Before recent times, federal courts generally applied the "blind reliance" rule to cat's paw theory claims -- the theory being that a supervisor had to have a "singular influence" over the terminating officer or employer. That was the case in Brewer v. Board of Trustees by the Seventh Circuit.

In March of 2011, things got a lot hairier for employers when SCOTUS ruled in Staub that "if a supervisor performs an act that is motivated by an unlawful animus that is intended to cause an adverse employment action, and that act is a proximate cause of the ultimate unemployment action, then the employer is liable."

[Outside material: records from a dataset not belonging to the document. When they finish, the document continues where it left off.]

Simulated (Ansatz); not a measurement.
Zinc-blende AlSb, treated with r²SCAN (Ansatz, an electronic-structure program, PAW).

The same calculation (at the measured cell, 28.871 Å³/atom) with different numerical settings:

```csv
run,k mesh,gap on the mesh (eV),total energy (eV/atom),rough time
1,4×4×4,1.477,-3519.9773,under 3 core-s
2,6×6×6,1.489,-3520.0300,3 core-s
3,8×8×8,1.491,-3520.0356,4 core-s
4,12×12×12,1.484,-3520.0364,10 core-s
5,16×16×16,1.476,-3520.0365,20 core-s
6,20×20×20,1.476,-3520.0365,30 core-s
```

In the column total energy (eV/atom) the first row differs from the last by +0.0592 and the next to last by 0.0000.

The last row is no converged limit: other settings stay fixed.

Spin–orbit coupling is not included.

Do you see something scary? This rule omits any mention of actual causation between the supervisor's animus and the eventual termination of the employee. You'll find those bone chilling words at the bottom of page 10 in the SCOTUS opinion.

And if you're not wetting yourself, then you must not have any employees. In house counsel should know this well: Staub threw open the doors to potential employment discrimination claims.

Glimmers in the Fog

Fortunately, a handful of cases have been decided at the circuit level that clarify SCOTUS's rather expansive ruling. Here are a couple that all in house should consider reading:

  • Sixth Circuit, Chattman v. Toho Tenax America, Inc.: A black employee was terminated at suggestion of his white HR supervisor for horseplay, even though such behavior was rather commonplace in the environment. The white HR supervisor lied about other managers agreeing with the termination recommendation and provided cherry picked details to his employer. The court ruled that the investigation was not "unrelated" to the HR supervisor's actions; and that a reasonable jury could find that those actions were a "proximate cause of the adverse decision."
  • Seventh Circuit, Woods v. City of Berwyn: Two coworkers firefighters recount an earlier conversation to a supervisor where one account hold that one employee voiced violent intent. The supervisor conducted apparent due diligence and sought a mental health report. The supervisor recommended his termination to the board; and the board eventually did fire him. Plaintiff alleged that the board rubber stamped his termination. But the Seventh Circuit said that the facts demonstrated that the board was not an "unwitting dupe" and that the board's own investigation broke the "chain of causation" from negative influence to termination.

The above cases specifically address the issue of causation.

The moral under Chattman? Advise your client never to take an HR's report at face value. Employers should take the time to investigate and compile their own report. This will be an independent basis of the termination. vet all sources.

The moral under Woods? Again, employers guard themselves by diligently conducting their own investigation of the supervisor's claims and recommendations. Woods is helpful in that it uses the "chain of causation" imagery to guide the decision of client/employers. It emphasizes that the supervisor's negative influence must be completely a non-factor in actual cause of the termination.

Supervisors v. Co-workers?

Other cat's paw cases are currently pending in the circuits, and the debate continues as to whether or not cat's paw extends to employees rather than simply employers. SCOTUS has offered no opinion regarding this issue, but it's clear that the different circuits do not agree.

Many federal district courts have decided that cat's paw should not extend to co-workers, including the Eastern District of New York, which held in Abdelhadi v. New York that the "biased individual must be a supervisor of the plaintiff."

But other federal courts -- District and Appellate -- have allowed the application to co-workers. The Seventh Circuit has adopted this approach and there are rumblings that this trend will continue to the Ninth Circuit.

Grand Takeaways

In-house attorneys owe it to their clients to navigate through the pitfalls of this fast emerging area of employment discrimination law. Cat's paw cases have ballooned in recent years. Employees look to them as victories for the little guy -- but there is another side to this victory: uncertainty and the weakening of the causation element that may incentivize more and more employers to contract out work in order to minimize employment headache.